I know that meetings are different from vacations. Meetings are busy, and even when they are in fantastic places, you rarely see more than the convention center and a few restaurants within walking distance. In addition, you usually don’t get to travel with your significant other, and sometimes share a hotel room with way too many people.
The bi-annual thermochronology meetings have always stood out for me though. I’ve been to 3 now, Anchorage in 2008, Glasgow in 2010, and now Chamonix in 2014 (China 2012 happened when I was fresh off 2 years of adjunct wages and had no funding). While I still share crowded hotel rooms and can’t bring my wife, I have had a chance to actually explore the host locales. In part this is because I’ve managed to go on the pre-meeting field trips for all three of these conferences, and in part because the conference itself includes a field trip day in the middle. But the meetings are also just unique, very different in feel from a big GSA or an enormous AGU. Also, the locations themselves have been in fantastic places.
So Chamonix was superb, the science, the location, and the organization. I thought I’d write up a few reflections and intersperse them with a random collection of pictures. Why not?
The meeting structure was slightly different this year, and I thought it was excellent. Basically the organizers reduced the number of talks, increased the number of posters, and actually gave us time to see the posters. In addition, there were a series of panel discussions in the afternoons that covered a whole host of topics, the types of things the community needs to discuss, but for which you’d never find time to talk about at an AGU. In some cases this is airing dirty laundry, in others it was attempts to organize the community, but all of them were informative. And, because of the scheduling, I was able to attend and still have time to see the posters.

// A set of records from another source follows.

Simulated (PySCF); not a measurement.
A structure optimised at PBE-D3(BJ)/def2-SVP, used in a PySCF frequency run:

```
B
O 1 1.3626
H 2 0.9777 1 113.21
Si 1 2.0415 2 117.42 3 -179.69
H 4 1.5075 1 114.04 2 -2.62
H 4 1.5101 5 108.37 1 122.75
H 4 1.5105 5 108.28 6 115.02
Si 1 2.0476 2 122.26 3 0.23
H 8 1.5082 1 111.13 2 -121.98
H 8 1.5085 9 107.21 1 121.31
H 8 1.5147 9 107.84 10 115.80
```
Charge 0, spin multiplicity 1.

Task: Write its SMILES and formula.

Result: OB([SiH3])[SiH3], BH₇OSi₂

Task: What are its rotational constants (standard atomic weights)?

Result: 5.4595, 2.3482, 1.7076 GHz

The terrible no-good rotten view I had to endure from the balcony of my hotel room. To add insult to injury, there was a rushing river just below my window so I had to put up with relaxing nature sounds. If you are in Chamonix, I recommend the Hotel Alpine, surprisingly affordable.
Most of the talks were excellent, and since there weren’t too many of them, I never slipped into that “holy shit I can’t believe there are 4 more talks until a break I should have sat closer to the door” haze, and I never had talks that I considered skipping. So what were some of the things I learned? Good question.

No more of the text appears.